Walking through the gates of the QBG, the first thing you notice is what looks like a sloping green meadow. It usually takes a little head-craning (or a glimpse at one of the informational signs) before you notice that it’s actually not a hill you see, but a roof! Planted with a collection of mostly native ferns, shrubs, sedges, wildflowers and more, the 8,000-square-foot roof works to keep the buried auditorium below it naturally cool. On our visit, we had the good fortune of running into the green roof garden’s caretaker who explained to us that most of the plants needed a little extra water and care due to the unusually severe heat.
Once you climb your way up the green roof, you’re treated to a view of the rest of the building, which features not just one, but two more different types of roofs that work to make it sustainable. The most noticeable is the angular rainwater-harvesting canopy, which captures and directs rainwater into a cascading channel to be stored in the biotope and underground tank (which can hold 24,000 gallons or enough to fill your bathtub every day for more than a year!) and as greywater for toilets. Less apparent is the photovoltaic roof which sits directly atop the administrative area of the building, collecting solar energy. In addition to the 3 working roofs, the center also employs a ground-source heatpump system to provide even more power for itself.
To get a closer look at the rainwater channel that flows all around the building, we ran down the green roof and circled around to the other side of the center. There we found a modern, rectangular wing that is a sharp contrast to the idyllic look of the green roof. Overlooking a biotope thriving with natural grasses and bright, persimmon-colored fish that match the burnt orange tones found in the recycled metal columns of the architecture, the reception building’s meeting rooms peek out behind a stylish brise-soleil (or sun shade). The rooms’ large windows allow them to be lit naturally, and we can imagine that anyone sitting in one of them might have the sensation that they are actually floating right atop the placid waters of the biotope.

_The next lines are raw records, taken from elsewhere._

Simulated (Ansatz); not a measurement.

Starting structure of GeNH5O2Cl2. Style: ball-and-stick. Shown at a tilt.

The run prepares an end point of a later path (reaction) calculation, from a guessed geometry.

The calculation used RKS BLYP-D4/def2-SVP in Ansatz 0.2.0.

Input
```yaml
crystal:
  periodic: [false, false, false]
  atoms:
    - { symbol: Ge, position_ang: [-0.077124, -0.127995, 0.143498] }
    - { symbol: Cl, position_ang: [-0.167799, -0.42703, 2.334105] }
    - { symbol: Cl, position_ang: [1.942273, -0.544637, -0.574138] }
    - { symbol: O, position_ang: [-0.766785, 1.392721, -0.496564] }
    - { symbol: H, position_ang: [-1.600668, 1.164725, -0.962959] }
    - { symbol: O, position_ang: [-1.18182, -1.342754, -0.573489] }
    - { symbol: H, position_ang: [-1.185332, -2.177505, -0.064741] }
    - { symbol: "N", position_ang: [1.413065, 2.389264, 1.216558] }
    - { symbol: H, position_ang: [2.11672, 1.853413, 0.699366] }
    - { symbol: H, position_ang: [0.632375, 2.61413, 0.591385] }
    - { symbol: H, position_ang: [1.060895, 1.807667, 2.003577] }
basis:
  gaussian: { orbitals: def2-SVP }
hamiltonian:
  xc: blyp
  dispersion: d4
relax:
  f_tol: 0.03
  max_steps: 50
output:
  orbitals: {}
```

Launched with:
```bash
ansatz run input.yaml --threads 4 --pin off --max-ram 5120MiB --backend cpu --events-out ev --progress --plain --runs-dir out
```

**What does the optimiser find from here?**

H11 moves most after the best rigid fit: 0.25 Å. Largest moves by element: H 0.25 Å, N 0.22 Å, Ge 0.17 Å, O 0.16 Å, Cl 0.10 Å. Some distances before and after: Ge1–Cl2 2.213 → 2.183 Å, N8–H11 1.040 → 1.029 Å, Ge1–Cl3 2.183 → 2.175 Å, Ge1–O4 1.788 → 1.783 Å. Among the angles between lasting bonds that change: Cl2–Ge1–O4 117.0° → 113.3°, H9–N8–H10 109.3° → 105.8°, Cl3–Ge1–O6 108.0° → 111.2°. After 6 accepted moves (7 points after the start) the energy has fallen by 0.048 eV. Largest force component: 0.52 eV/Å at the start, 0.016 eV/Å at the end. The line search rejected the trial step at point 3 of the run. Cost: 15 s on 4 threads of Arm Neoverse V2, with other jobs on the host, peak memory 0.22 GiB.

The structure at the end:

If all of the green innovations we mentioned so far aren’t enough for you, the center also has waterless urinals and composting toilets, an efficient lighting system, and glass doors and windows that let in cool air (weather permitting) to naturally ventilate the spaces. An excess of 33% of the materials in the building (by cost) were harvested or manufactured within 500 miles of the site and many of the materials were recycled or produced sustainably.
Phew! With a list of green features this long, it’s no wonder that this ahead-of-its-time project achieved LEED Platinum, well, ahead of many others in the city (not to rub it in but Brooklyn just announced its first Platinum building this year). The QBG Visitor Center was also honored as an AIA Committee on the Environment Top Ten Green Project for 2008.